Showing posts with label Healing Morning blog. Show all posts
Showing posts with label Healing Morning blog. Show all posts

Tuesday, May 22, 2012

What do you do when....

Photo:  www.siaphoto.com
What do you do when you can't breathe?  When something occurs that literally strips the breath from your body and you're suspended in that polarizing moment, gasping.  This can take many forms.  Some beautiful, some incredibly raw and angry, some reaching a level of sublime happiness, and others so steeped in sadness that  it is beyond words to express.

That moment, when the air is taken from us seems to last an endless forever.  Our minds and emotions seize up in a sort of shock as we grapple to understand the enormity of the moment.  A whole slew of physiological effects set in...pupils dilating, heart rate increasing, fingertips and lips going slightly numb, slightly tingling, goosebumps hitting at times, sweating occurring at others, stomach twisting and pitching, laughter bursting from us in a glorious ripple of smiling notes, or gut wrenching sobs the next sound we're capable of making.  

Most of the time when this happens, we are forever changed.  Uplifted at times, devastated at others.  It's one of those very pure moments when everything narrows down to a literal pinpoint of focus.  From that one breath suspended, to that next moment when we finally inhale again, the world changes.  We change.  A remarkable shift occurs.

It's a curious thing, how everything can change in such a blinding, rapid manner.  It can happen in a fleeting rush, barreling upon us in a wild, dramatic swirl.  Or it can slip through and brush softly as a whisper.  Regardless of the delivery, it is profound and dramatic.

We experience it from the hands of another....from the words of another.  Or from our own initiative.  Sometimes it is a moment in Nature.  Or a song lyric.  A fragrance that teases the heart and the memory.  A touch so sincere that we cannot resist it.  And we are undone.  Unraveled, or conversely, wound so tightly, so quickly, that we must shatter into a million pieces of delight or maddened grief.

Peace walks these same halls.  As does love.  They both grab the breath from us, lifting up and embracing us in an inestimable manner.  

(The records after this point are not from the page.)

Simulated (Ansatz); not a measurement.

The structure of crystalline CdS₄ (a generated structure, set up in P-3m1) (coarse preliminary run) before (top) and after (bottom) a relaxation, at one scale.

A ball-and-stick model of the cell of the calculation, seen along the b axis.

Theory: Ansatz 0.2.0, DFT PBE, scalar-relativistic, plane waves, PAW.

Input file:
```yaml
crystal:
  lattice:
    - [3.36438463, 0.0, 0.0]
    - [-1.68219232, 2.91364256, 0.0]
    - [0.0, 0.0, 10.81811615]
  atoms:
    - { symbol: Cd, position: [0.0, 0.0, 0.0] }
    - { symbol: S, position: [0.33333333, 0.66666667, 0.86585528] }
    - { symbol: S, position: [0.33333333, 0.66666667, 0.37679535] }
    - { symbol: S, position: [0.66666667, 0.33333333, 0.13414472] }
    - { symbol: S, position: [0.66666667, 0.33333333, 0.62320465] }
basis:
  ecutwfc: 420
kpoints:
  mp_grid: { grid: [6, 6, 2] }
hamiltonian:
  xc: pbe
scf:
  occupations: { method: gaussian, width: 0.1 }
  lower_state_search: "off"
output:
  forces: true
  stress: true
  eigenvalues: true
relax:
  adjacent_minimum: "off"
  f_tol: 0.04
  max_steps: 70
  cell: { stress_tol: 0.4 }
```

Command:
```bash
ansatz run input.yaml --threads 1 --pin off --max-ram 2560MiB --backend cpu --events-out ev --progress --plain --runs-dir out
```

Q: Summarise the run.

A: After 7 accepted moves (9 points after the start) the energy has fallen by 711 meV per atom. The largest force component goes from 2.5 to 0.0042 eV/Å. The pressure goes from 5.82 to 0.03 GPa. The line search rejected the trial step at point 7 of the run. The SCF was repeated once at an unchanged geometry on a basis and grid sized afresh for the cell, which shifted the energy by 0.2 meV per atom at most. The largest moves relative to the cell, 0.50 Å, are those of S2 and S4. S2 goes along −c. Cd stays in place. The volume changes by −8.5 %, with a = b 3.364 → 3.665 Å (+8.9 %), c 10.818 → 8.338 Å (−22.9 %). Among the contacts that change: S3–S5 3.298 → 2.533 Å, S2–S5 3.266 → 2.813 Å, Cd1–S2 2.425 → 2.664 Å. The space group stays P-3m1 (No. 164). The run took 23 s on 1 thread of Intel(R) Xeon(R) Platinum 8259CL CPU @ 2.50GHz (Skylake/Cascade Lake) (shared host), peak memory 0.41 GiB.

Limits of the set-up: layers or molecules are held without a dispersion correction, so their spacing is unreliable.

What do you do when you can't breathe?  You endure it.  Or you celebrate it.  You continue to live, accepting that infinitesimal moment that has shifted everything that you are into a new person.  And you are born anew, taking fumbling steps, uncertain on wobbly knees and feet.  Pared down to your elemental self, vulnerable, naked and alone, and seeing the world through brand new eyes.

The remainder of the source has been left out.